Netlink Sockets

Netlink is Linux's primary mechanism for communication between the kernel and user-space processes. Unlike ioctl, netlink uses a proper socket interface with structured messages, multicast groups, and asynchronous notifications. This chapter shows how to read the routing table, monitor network events, and build a simple network monitor.

Netlink is an AF_NETLINK socket family. Instead of connecting to a remote host, you connect to the kernel.

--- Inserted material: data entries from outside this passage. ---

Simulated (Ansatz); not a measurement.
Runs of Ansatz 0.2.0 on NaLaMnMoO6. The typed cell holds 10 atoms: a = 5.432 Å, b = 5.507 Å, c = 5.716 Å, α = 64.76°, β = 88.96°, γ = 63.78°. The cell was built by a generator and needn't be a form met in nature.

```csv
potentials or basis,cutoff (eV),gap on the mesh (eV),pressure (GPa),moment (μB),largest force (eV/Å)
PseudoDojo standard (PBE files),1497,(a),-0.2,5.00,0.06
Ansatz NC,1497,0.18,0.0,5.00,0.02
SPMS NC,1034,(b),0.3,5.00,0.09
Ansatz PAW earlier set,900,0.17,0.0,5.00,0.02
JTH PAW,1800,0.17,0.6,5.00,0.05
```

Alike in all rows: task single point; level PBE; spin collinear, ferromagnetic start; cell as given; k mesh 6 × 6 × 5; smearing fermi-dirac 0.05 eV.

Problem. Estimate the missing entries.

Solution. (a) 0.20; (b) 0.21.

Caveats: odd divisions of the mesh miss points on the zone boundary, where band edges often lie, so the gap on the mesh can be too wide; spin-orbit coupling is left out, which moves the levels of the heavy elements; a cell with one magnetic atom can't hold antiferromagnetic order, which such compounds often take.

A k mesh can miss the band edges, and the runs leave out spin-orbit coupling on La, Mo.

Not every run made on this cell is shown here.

User space                        Kernel
+------------------+              +------------------+
| netlink socket   | <----------> | netlink subsystem |
| AF_NETLINK       |   messages   | (routing, link,  |
| SOCK_DGRAM       |              |  firewall, ...)  |
+------------------+              +------------------+

Key properties:

  • Message-based (like UDP, not like TCP streams).
  • Supports multicast -- subscribe to kernel event groups.
  • Bidirectional -- query state or receive notifications.
  • Replaces many ioctl-based network configuration interfaces.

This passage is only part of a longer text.